Situated 190 miles (300km) southwest of Delhi, Jaipur is an essential stop on any tour of Rajasthan. The old, walled section of the city is known as the Pink City: it was painted red (a lucky colour in Hindu culture) to welcome England's Prince Alfred in 1853, and the fading old buildings still retain traces of this hue. Jaipur is one of India's newer cities, founded in 1727, and was the creation of Jai Singh II, the Maharaja of the Kuchwaha Rajputs, who decided when Mogul power was on the decline to move from his outmoded hillside fortress at Amber to establish a new capital on the plains further south.
The Pink City was built in only eight years. Much of it was designed by Jai himself, including the City Palace and the Jantar Mantar, a fascinating astronomical observatory with massive instruments used to predict the monsoon and to identify the movements of the stars. Most impressive is a 27 metre-high sundial that is accurate to within two minutes. All seven gates into the old city remain, one of which leads into Johari Bazaar, the famously frenetic jewellers' market, boasting the best selection of precious stones in India.

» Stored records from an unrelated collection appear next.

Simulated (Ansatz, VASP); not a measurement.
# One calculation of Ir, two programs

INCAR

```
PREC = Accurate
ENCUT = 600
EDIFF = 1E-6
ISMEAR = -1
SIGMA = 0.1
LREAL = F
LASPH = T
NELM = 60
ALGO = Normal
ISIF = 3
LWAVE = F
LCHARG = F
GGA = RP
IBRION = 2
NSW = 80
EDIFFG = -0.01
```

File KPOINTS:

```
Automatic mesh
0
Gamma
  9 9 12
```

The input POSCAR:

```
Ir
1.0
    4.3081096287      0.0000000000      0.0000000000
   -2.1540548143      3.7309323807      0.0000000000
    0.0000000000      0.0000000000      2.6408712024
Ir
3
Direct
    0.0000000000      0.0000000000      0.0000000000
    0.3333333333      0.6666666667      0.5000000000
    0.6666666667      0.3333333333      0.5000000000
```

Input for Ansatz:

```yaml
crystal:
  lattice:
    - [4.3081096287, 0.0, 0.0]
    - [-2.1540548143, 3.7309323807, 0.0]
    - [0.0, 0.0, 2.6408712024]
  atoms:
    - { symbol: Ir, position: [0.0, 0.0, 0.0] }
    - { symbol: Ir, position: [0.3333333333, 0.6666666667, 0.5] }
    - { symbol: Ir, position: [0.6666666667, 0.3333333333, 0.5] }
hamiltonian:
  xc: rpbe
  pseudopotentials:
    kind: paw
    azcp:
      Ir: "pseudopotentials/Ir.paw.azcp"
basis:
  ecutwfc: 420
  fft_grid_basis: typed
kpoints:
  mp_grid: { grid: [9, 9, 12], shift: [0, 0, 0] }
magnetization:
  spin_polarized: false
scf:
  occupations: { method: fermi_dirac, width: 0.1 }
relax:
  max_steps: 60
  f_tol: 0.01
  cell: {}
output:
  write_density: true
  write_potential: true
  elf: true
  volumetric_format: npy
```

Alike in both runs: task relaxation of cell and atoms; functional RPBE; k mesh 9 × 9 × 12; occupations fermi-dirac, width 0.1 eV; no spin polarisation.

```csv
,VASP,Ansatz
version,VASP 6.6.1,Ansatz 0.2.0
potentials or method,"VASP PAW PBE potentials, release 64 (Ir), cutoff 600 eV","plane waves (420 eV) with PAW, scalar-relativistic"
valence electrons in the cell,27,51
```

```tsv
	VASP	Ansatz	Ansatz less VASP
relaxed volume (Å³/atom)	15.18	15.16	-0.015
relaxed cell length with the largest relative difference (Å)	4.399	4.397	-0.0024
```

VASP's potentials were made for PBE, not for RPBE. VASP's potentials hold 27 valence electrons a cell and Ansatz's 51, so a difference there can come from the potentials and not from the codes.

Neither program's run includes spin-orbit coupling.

Jaipur is now a thriving commercial city, home to about two million people. Although some visitors are put off by the over-zealous traders and the insane traffic, most are enthralled and enchanted by this welcoming, exciting city. There is no better place in India to shop than in Rajasthan's capital; it is possible to find anything and everything in its shop-lined streets, from jewellery and silks to perfumes and stationery. Travellers should just be prepared to bargain hard for a good deal.